# Banking Stress Testing 
- title: "Banking_StressTesting"
- author: SP Tian
- date: April, 2019 
- output: html_document

## Import dataset
income - Income_Hist_Data
macro - Supervisory Severaly Adverse Domestic 
> How to get the foreign data? Exchange rates? 

In [None]:
library(readxl)
library(zoo)
library(fpp2)

In [None]:
income <- read_excel('../input/Income_Hist_Data.xlsx')
macroeco <- read.csv('../input/SupervisorySeverelyAdverseDomestic.csv'
                     , check.names = FALSE
                     , stringsAsFactors = FALSE
                     , na.strings = "")

In [None]:
colnames(income)[colnames(income) == '..1'] <- "date"
date <- strsplit(income$date, "Q") 
income$year <- as.numeric(sapply(date, function(x) x[1]))
income$quarter <- sapply(date, function(x) x[2])
income$date <- paste(income$year, sep = " Q", income$quarter)
income$date <- as.yearqtr(income$date)

income[, c(10,11)] <- NULL

old.names <- colnames(macroeco)
new.names <- tolower(old.names)
new.names <- gsub(" ", ".", new.names)
new.names <- gsub("[()]", "", new.names) # Or "\\(|\\)"
colnames(macroeco) <- new.names

colnames(macroeco)[colnames(macroeco) == '3-month.treasury.rate'] <- "three"
colnames(macroeco)[colnames(macroeco) == '5-year.treasury.yield'] <- "five"
colnames(macroeco)[colnames(macroeco) == '10-year.treasury.yield'] <- "ten"

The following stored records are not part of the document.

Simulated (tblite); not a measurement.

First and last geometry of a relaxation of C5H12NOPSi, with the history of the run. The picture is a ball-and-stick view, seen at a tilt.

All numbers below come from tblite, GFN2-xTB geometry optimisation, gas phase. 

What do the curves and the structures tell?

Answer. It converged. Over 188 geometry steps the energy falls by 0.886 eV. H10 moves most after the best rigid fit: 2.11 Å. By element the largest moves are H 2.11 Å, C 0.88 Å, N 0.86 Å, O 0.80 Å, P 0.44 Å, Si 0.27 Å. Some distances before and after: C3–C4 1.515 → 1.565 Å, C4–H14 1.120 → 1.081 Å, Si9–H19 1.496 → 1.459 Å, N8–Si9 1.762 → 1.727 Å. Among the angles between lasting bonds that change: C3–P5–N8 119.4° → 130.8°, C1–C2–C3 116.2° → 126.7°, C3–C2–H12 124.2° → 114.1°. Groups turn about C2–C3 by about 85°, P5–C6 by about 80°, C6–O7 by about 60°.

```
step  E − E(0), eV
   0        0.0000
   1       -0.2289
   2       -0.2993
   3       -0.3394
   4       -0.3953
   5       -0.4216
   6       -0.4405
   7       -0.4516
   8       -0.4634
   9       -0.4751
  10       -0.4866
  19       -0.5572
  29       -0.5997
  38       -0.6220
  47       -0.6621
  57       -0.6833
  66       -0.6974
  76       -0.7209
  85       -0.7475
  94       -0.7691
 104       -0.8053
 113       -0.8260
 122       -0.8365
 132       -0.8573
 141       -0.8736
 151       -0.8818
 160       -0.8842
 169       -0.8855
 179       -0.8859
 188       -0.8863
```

date <- strsplit(macroeco$date, " ")
macroeco$year <- as.numeric(sapply(date, function(x) x[2]))
macroeco$quarter <- sapply(date, function(x) x[1])
macroeco$date <- paste(macroeco$year, macroeco$quarter)
macroeco$date <- as.yearqtr(macroeco$date)
macroeco$year <- NULL 
macroeco$quarter <- NULL 
colnames(macroeco)

rm(old.names, new.names, date)

## Data Exploration 

### Summary table of macroeconomic variables 

In [None]:
summary(macroeco)

> REPORT: Explanation of units for each column 

### Report NAs

In [None]:
sapply(macroeco, function(x) sum(is.na(x)))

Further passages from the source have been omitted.